After Boston

How American Muslims Can Respond to Boston

In the wake of the bombings, American Muslim writer Asra Q. Nomani calls on the Muslim community to pointedly challenge extremism.

04.23.13 8:45 AM ET

“He looks like me,” my son, Shibli, 10, said as we looked at a photo of a young Dzhokhar Tsarnaev flash upon the TV screen Friday night. Indeed, with his innocent eyes and rumple of dark curly hair, he did. As an American, a Muslim, a mother, and an aunt to a nephew on the cusp of manhood, my heart just broke for yet another boy lost in our Muslim community, taking with him the lives of others.

Enough, enough, enough, I say, with the CYA—Cover Your A**—strategy in our Muslim communities. I would like our community to take responsibility for how it is that we—yes, we—have allowed an interpretation of Islam to prevail in this world that turns this boy of innocence into a bomber and murderer. We need to work with compassion and love to guide these boys to a “straight path,” as mentioned in the Quran’s first chapter, Al-Fatiha, “the Opening.” And that straight path should be one of nonviolence.

There is much debate about the “T-word,” or “terrorism,” and whether President Obama took too long to say it in the case of the Boston bombing. In the same way, we—Muslims, journalists, and policymakers—have to dare to say the “I-word”—Islam—because there is no denying that an interpretation of Islam is sanctioning some Muslims to commit terrorism. I believe that until Muslims directly challenge it, we will never really isolate this interpretation of Islam, and the world will judge all Muslims.
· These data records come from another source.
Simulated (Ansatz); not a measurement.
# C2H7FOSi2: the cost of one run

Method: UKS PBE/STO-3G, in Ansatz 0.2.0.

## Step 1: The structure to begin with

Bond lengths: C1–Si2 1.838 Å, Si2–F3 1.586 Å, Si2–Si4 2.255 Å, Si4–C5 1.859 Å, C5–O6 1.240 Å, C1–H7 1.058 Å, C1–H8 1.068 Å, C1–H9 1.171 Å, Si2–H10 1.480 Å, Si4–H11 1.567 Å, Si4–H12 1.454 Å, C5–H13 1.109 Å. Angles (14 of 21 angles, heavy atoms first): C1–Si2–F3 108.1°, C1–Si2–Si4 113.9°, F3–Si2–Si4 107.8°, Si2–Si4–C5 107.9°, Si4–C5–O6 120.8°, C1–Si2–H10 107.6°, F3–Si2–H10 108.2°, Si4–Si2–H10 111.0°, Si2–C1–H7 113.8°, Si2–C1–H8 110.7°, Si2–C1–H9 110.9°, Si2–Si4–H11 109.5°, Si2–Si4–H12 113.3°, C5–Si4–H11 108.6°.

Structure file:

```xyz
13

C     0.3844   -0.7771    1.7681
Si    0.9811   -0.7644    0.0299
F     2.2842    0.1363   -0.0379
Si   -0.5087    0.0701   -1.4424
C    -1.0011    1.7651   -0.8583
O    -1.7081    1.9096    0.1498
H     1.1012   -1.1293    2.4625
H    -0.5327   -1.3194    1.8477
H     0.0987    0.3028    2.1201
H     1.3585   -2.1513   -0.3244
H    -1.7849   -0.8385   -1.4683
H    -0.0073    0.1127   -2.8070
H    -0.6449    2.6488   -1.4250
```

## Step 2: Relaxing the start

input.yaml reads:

Instead we engage in a PR strategy. The Tsarnaevs’ religion “cannot be an issue in this whole story,” says a local leader in one American Muslim community. “This is not jihad,” a Muslim activist in Chicago announces at a press conference organized by the Council on American Islamic Relations. There is the constant use of the Quranic injunction: “To kill one innocent person is like killing a civilization.”

What these statements ignore is the existence of an interpretation of Islam—strains of ideologies with names like Wahhabi, Salafi, and Deobandi—that do sanction violent jihad, much of it borne in Saudi Arabia and exported to the world, from Chechnya to Cambridge.

To address this issue, we have to overcome our collective tendency to engage in denials, demonization, and deflection when the “I-word” emerges in conversations about these kinds of violent incidents. I think of this as “the 3D defense” that too many Muslims engage in. I posted some of these thoughts on my Facebook page Friday night and, while there were many Muslim supporters, some Muslims assailed me with their 3D defense: bringing up everything from Hollywood’s portrayal of Muslims to Iraq, Afghanistan, and the issue of Islamophobia.

Boston Regional Intelligence Center

In response, I would say this: look into the eyes of the younger brother, Dzhokhar. Did our blaming the West for the problems of Muslims help him? Did our denial of extremism help him? Did our playing the victim help him?

We are mothers, fathers, uncles, aunts, and elders to this boy. These are our Muslim boys lost to the ideological gangs of hate. It’s not even enough to talk to, or shout at them in our mosques, as reportedly happened in Cambridge to Tamerlan Tsarnaev.

How many boys do we have to lose before we stop caring about how Islam “looks” and realize that we, in fact, fail Islam when we don’t directly talk about the radicalization that can occur on YouTube and on Facebook? When are we going to challenge, eliminate, and eradicate the culture of excuses, ideological dogmatism, and grievances that claim the minds, souls, and hearts of these young boys and propel them to turn to violence? When are we going to take responsibility for the problem within our communities?

On Friday, I was at the impromptu press interview that the Tsarnaev brothers' Uncle Ruslan gave outside his home in Montgomery Village, Maryland. Standing before a scrum of TV cameras, microphones, and journalists jockeying for position, he fielded questions about his nephews: “When was the last time you saw them?” December 2005. Next: “What do you think provoked this?” “Umm, being losers! Hatred to those who were able to settle themselves!” he shouted. “These are the only reasons I can imagine. Anything else to do with religion, to do with Islam, is a fraud, is a fake.” “Do they have military training?” No, he said.

There was one question that I needed answered. By the uncle’s right shoulder, I asked: “Is your family Muslim?” The uncle looked over at me with steady eyes: “Huh?” I asked again: “Is your family Muslim?”

It was the proverbial elephant in the room. The uncle answered me. “We are Muslims,” he said. “We are Chechnyans. We are ethnic Chechnyans.”

Of course, I wish for the day when neither I nor any other journalist would have to ask such a question at a press conference. But the only way we are going to get there is if we stop walking on eggshells—and acknowledge that an ugly interpretation of our faith is laying claim to too many of our boys. Enough, enough, enough.